Is this a database deployed by this web interface, or some other one?
The way I see this work is a bit different, here is how I'd think about the design:
1. The sequencer needs an API to push / notify of new data to parse
2.
Some kind of trigger from the sequencer needs to ping an endpoint to
start running a job (e.g., could these workflows be handled with
snakemake?) For example, for Singularity Hub, a commit to GitHub (the trigger) pings the server to launch a container build (a separate instance) that then sends the container image to storage, and notifies Singularity Hub. We'd want something similar to this, but with a trigger coming from an authenticated sequencer, and instead of a container builder, a launch of some cloud pipeline (snakemake, nextflow, take your pick!)

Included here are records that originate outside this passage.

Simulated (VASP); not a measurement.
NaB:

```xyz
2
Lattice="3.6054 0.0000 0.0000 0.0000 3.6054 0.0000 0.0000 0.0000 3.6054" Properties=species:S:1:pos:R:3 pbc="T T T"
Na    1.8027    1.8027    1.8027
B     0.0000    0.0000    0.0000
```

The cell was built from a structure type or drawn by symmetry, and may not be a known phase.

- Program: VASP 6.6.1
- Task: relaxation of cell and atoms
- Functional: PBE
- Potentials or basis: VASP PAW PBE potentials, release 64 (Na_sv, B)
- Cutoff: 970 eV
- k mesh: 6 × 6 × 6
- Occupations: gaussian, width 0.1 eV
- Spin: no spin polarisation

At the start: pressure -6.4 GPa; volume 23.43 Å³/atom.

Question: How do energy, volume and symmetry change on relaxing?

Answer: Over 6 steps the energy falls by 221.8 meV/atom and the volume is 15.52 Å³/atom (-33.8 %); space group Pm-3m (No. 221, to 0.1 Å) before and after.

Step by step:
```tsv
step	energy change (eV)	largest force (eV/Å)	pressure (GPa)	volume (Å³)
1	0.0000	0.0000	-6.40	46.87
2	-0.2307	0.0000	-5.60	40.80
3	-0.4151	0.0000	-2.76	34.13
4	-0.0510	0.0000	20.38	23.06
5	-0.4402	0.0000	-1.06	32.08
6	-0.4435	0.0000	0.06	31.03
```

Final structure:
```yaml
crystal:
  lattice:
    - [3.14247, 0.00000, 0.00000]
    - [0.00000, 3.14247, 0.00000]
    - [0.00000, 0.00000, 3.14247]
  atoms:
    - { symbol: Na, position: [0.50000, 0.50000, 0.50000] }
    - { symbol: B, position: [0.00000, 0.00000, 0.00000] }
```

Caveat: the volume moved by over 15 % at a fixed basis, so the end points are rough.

3. The job, on success, puts some result files in object storage, and pings this interface to add an entry for new data
The interface serving the data should do little except receive the final metadata, and serve an API that redirects to storage URLs for download (preferably with signed URLs unless you want some malicious user to be able to charge you up the wazoo). The workflows should be modular (this really comes down to being packaged in containers) and deployed with an orchestration tool that matches the sequencer API (e.g., if we use Python, we want snakemake). The metadata served by the interface should be structured (ontology this is where you come in).
Let
me know your thoughts! I'm really hopeful that I can help with this - I can whip out these Django interfaces very quickly, and I've done quite a bit of development work for snakemake, and have used Google Cloud a ton too.
Best,
Vanessa